The grounds of appeal are as under:-
I.T.A. No. 296/DEL/2016 (Assessee’s appeal)
On the facts and circumstances of the case and in law, the learned Assessing Officer (“AO”) has erred in passing the assessment order under section 143(3) read with section 144C of the Income-tax Act, 1961 (“the Act”) after considering the adjustments proposed by the learned Additional Commissioner of Income Tax, Transfer Pricing Officer-3(2), New Delhi (“TPO”) in his order passed under section 92CA(3) of the Act and subsequently confirmed by the Hon’ble Dispute Resolution Panel (‘“DRP”).
Each of the ground is referred to separately, which may kindly be considered independent of each other and without prejudice to each other.
That on the facts and circumstances of the case and in law,
the learned AO / TPO / DRP has erred in making an addition of Rs. 270,893,220 to the total income of the appellant on account of a transfer pricing adjustment to the distribution segment of the Appellant.
2. the AO / TPO / DRP has erred by not accepting the economic analysis undertaken by the appellant in accordance with the provisions of the Act read with the Income Tax Rules, 1962 (“the Rules”).
3. the learned AO / TPO / DRP have erred in conducting a fresh comparability analysis based on application of incorrect keywords and filters, in contradiction of the Hon’ble ITAT’s direction in appellant’s own case, without providing any cogent reasons for rejecting appellant’s economic analysis.
4. the learned TPO/ AO/ DRP failed to understand and appreciate the functions performed, assets employed and risks assumed by the Appellant and its AEs, thereby comparing companies which are functionally incomparable vis-a-vis the distribution segment of the Appellant
5. the learned TPO/ AO /DRP erred in passing order on incorrect factual assumption which is incorrect as per the records and submission made by the Appellant.

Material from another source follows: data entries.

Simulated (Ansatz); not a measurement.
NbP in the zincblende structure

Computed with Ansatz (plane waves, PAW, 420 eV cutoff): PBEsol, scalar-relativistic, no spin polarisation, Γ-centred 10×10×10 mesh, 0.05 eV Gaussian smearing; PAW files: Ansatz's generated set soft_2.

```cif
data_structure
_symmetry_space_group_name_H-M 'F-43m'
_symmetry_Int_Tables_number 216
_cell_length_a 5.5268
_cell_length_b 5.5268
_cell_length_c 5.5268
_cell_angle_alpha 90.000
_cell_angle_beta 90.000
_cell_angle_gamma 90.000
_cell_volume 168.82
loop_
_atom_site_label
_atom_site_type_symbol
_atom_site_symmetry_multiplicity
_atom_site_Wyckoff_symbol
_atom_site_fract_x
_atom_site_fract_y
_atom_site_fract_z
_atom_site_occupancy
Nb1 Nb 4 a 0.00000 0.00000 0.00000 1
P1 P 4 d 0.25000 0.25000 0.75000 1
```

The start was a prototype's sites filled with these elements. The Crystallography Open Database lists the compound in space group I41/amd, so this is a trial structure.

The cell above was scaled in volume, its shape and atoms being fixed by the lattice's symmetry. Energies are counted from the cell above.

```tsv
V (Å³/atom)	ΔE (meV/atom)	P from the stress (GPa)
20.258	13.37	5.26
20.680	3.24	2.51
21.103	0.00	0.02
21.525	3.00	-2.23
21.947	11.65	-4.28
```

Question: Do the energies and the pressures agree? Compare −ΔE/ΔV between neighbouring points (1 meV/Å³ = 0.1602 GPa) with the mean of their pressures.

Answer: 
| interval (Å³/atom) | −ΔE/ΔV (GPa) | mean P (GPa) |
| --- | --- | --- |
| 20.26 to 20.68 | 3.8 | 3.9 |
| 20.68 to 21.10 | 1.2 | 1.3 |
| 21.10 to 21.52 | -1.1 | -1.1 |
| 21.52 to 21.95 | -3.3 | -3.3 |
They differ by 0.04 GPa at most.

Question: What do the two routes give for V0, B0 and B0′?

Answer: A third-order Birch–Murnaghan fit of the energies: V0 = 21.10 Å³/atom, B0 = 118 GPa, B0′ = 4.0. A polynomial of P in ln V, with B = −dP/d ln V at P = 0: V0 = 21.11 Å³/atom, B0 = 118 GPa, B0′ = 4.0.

6. the learned TPO / AO / DRP have erred in:
Not accepting the use of multiple year data, as adopted by the a) appellant in its Transfer Pricing (‘TP’) documentation; and Determining the arm’s length margins / prices using data b) pertaining only to financial Year (‘FY’) 2010-11 which was not available to the Appellant at the time of complying with the Indian TP documentation requirements. the learned AO / TPO / DRP have erred, in law and on facts and circumstances of the case, by rejecting certain comparable companies using “Turnover less than INR 1 Crore” as a comparability criterion.
7. the learned AO/ TPO / DRP have erred in rejecting functionally comparable companies; and instead selecting functionally dissimilar companies to determine the ALP for the distribution segment of the appellant based on the fresh search undertaken by him.
8. the learned AO / TPO have passed an order under Section 92CA (3) of the Act, which is in contradiction to the directions of the Hon’ble DRP
9. the learned AO / TPO have passed an order under Section 92CA (3) of the Act which suffers from several computational errors in determination of ALP and in the computation of adjustment to the total income of the appellant and ignoring the rectification application submitted by the appellant.
the learned AO / TPO / DRP have erred in not restricting the adjustment made to the appellant’s distribution segment, to the value of international transactions with AEs, and instead making an adjustment to the entire cost base of distribution segment, which includes uncontrolled transactions with independent third parties as well.
11. the learned AO erred in not allowing complete credit of taxes deducted at source.
the learned AO has grossly erred in initiating penalty proceedings under section 271(1 )(c) of the Act.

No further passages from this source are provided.